I’m a graduate student at the University of Colorado Boulder, and my advisor and I study the floating bits that haven’t broken off or melted yet. We call these floating bits ice shelves. These ice shelves often hit islands or bumps in the bedrock below, which help hold them back the vast amount of ice flowing off the continent behind them. In the last couple decades, a few of these ice shelves have completely fallen apart. We’re studying what made them fall apart, and what could make others fall apart in the future. There are two ways to destabilize an ice shelf: melt it from above or melt it from below. Melting from above happens when the atmosphere warms, leaving big ponds on the surface that can force open cracks. Melting from below happens when the ocean warms, eating away at the underside of the ice.

The ice shelves that have fallen apart so far have been melted from above. They have been relatively small, without much ice behind them. However, some ice shelves that are currently being melted from below are much bigger. If they collapse in the future, it will have global consequences, and our most recent research is showing that some of these shelves are very slowly starting to break. Think about a glass of lemonade in the summer. Every time you add an ice cube to your lemonade, the level of the lemonade rises. If you add too much, it will overflow. Even after that ice melts, the level of the lemonade does not go down, because you’ve just added more water to the glass. If the big ice shelves fall apart, the ice behind them won’t be held back anymore, allowing Antarctica to dump huge ice cubes into our oceans. This will cause the water level to rise and eventually the oceans will overflow onto the land, flooding coastal towns and cities.

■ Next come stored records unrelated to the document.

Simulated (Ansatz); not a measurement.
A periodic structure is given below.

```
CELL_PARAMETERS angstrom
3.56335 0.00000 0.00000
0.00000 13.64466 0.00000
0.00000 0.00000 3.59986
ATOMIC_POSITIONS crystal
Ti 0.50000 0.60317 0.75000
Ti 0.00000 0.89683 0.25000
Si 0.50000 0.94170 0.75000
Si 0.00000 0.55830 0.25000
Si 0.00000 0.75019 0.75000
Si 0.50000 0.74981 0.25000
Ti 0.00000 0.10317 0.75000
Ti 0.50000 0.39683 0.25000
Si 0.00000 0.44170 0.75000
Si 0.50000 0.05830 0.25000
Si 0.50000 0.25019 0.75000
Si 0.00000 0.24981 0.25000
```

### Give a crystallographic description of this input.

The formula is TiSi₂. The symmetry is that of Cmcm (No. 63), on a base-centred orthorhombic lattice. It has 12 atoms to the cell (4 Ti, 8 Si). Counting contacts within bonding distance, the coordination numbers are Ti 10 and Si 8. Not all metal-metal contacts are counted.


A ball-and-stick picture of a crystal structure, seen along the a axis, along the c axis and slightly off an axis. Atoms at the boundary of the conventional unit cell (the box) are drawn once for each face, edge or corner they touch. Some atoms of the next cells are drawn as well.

Ice shelves are a small but very important piece of our ice systems on Earth. They have major control over our future sea levels, which will affect millions of people around the world.  I encourage you to learn about other parts of our ice systems and how they affect sea level. You can use all the information on this website, or lots of other scientific sources (For example, check out the National Snow and Ice Data Center at www.nsidc.org). We’re working on learning as much as we can, but there is still a lot we don’t know. It’s going to take a lot more work from a lot more scientists before we can predict where you should buy beachfront property in the next few decades!